The COP28 summit taking place in Dubai, United Arab Emirates from 30 November to 12 December is a colossal illusion, a mirage in the desert. Certainly, there will be much hot air. The delusionary effect is that the capitalist system is capable of reforming itself sufficiently to prevent global climate catastrophe, even as all the evidence points to the opposite conclusion.

Amongst the swathe of reports published on the eve of the summit, the stark message of the latest UN Environment Programme report stands out: on current policies the planet will most likely warm by an average of 2.9°C this century, there is only a slim chance of limiting warming to 1.5°C. UNEP’s Emissions Gap Report 2023 – subtitle ‘Broken Record – Temperatures hit new highs, yet world fails to cut emissions (again)’ – is even graver than all other mainstream scientific warnings.[1]

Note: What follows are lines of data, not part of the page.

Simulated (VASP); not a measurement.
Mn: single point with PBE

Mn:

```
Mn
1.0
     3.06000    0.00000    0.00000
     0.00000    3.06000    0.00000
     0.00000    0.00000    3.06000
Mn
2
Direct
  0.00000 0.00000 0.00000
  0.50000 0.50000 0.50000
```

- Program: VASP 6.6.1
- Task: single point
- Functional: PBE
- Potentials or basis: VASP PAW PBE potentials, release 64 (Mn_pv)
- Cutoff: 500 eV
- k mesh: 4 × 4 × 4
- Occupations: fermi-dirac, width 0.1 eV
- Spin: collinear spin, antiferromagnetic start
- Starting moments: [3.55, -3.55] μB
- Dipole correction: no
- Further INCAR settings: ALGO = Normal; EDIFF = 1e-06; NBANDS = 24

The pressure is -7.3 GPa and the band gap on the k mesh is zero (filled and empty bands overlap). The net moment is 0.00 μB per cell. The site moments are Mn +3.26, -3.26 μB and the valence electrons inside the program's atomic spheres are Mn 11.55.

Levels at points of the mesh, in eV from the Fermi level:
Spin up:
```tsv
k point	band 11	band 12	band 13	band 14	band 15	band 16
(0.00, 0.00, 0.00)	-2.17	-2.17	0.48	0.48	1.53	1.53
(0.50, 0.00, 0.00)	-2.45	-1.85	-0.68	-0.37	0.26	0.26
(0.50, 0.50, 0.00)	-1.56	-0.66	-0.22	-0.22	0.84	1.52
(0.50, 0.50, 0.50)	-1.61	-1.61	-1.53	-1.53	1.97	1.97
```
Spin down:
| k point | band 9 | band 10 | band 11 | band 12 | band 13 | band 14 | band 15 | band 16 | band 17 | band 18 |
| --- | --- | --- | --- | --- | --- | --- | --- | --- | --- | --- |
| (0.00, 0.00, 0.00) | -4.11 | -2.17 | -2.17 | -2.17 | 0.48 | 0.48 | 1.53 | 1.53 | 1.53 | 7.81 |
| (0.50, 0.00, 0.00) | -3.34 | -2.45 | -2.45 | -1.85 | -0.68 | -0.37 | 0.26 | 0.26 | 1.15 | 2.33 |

Science and experience agree: environmental catastrophe is upon us

There will be a stock taking at COP28, the culmination of eight years of hypocrisy and dirty deals since the targets of 1.5°C and 2.0°C were set at the Paris COP in 2015. But Paris was itself a compromise beyond the safe limit of 1°C that was proposed by Evo Morales of Bolivia at the Copenhagen COP in 2009, but rejected by the major capitalist powers.[2]

The planet has since already passed the safe limit, we are into the danger zone in so many ways.[3] COP28 is a grand show of concern that will raise false hopes in the current system’s capacities at the very moment when what is needed is a revolution of thought and in action.

The unfolding disaster has a physical causal chain that runs from the burning of fossil fuels to the emission of green house gases (GHG) to the heating up of the planet’s surface to multitudinous, overlapping and accelerating environmental impacts.[4] Such a totalising problem has to be addressed from all possible angles, but there is one inescapable crunch point: if there is not an immediate wholesale cut in fossil fuel combustion, all other attempted solutions will fail.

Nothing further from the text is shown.